My colleagues and I sometimes joke that it’s a small Wake Forest world – meaning, you might be on vacation somewhere and see someone in a WFU hat, or find out in casual conversation that you and a friend have a connection to some other Wake person that you never knew you did.  Today is one of those small Wake Forest world days.

There is an article in the Huffington Post today about a legendary, famous commencement speech given at Kenyon College by novelist David Foster Wallace in 2005, and there is a Wake Forest connection.  Evidently the Kenyon student who had a major role in getting him to be the commencement speaker is now a faculty member in our English department, Meredith Farmer.  [Before I go any further, a warning to you, good readers.  The Huffington Post article drops the F-bomb.  Read at your discretion.]

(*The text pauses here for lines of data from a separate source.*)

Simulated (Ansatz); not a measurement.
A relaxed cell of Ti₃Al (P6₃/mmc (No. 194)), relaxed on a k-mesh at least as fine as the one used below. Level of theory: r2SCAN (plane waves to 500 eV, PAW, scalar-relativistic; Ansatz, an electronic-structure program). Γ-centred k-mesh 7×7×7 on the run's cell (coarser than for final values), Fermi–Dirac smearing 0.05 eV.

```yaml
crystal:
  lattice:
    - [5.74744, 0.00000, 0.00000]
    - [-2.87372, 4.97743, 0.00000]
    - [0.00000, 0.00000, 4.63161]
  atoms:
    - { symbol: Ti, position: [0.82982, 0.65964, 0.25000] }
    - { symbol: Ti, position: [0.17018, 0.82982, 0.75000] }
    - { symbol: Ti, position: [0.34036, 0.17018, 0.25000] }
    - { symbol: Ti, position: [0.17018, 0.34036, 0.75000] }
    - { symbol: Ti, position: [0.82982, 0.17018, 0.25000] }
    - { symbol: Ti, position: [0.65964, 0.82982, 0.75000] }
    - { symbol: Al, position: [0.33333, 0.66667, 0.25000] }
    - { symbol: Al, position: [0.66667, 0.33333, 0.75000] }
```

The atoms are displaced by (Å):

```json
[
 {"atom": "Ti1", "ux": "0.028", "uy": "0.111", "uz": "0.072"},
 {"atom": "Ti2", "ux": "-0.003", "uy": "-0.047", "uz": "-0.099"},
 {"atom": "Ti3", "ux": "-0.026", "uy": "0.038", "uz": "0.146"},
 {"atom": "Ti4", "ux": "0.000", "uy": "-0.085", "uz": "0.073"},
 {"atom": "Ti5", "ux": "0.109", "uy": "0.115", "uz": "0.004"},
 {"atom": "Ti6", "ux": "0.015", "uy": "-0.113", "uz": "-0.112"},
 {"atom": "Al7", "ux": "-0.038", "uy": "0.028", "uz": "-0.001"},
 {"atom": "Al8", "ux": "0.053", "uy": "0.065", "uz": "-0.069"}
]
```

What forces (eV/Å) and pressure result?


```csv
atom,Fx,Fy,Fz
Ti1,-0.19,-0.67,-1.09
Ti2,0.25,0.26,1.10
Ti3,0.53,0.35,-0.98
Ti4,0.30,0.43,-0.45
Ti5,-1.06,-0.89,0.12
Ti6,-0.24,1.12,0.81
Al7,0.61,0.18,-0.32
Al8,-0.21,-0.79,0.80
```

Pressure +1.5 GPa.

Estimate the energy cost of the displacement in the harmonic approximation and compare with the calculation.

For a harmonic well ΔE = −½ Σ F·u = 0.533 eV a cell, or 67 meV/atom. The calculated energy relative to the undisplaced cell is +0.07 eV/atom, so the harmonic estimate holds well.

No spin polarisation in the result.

The article, which you can read here, tells the story of how David Foster Wallace came to be the Kenyon commencement speaker, and in the article is a link to a YouTube video of the speech.  It is not live video, it is audio overtop a still photo of him at a podium, with occasional quotes from his speech appearing.

The speech is almost 23 minutes long.  It has been hailed by many as one of the all-time best commencement speeches.  It begins with this:

“There are these two young fish swimming along, and they happen to meet an older fish swimming the other way, who nods at them and says, ‘Morning, boys, how’s the water?’ And the two young fish swim on for a bit, and then eventually one of them looks over at the other and goes, ‘What the hell is water?'”

He talks about the value of a liberal arts degree in teaching you to choose what you want to think – whether to accept your default settings, or whether you will apply a different lens to your interpretations.  He talks about the tedium of adult life – the stuff no one tells college kids as they graduate, but the stuff all the parents have experienced.  He talks about being careful of what you choose to worship in life – money, beauty, youth – and what freedom is:

“The freedom to be lords of our own tiny skull-sized kingdoms, alone at the center of all creation. This kind of freedom has much to recommend it. But of course there are all different kinds of freedom, and the kind that is most precious you will not hear much talked about in the great outside world of winning and achieving and displaying. The really important kind of freedom involves attention, and awareness, and discipline, and effort, and being able truly to care about other people and to sacrifice for them, over and over, in myriad petty little unsexy ways, every day. That is real freedom.”

It is raw, and sometimes painful.  I have to admit I was conflicted at times listening to it, but in the end I found it amazing.

Take a listen to his speech and read the article if you wish.  It might be the best 23 minutes I have spent today.  His speech reminded me that we always have the power to choose what to think, or to let ourselves get sapped by our own day-to-day drudgery vs. thinking more broadly and kindly about the world.  We get to choose that.  But we have to be aware to do so.

And if you don’t have 23 minutes or this sort of thing is not your jam, then just marvel for a moment that at the center of this acclaimed speech was a Kenyon English-philosophy double major who found her way to Wake Forest to teach.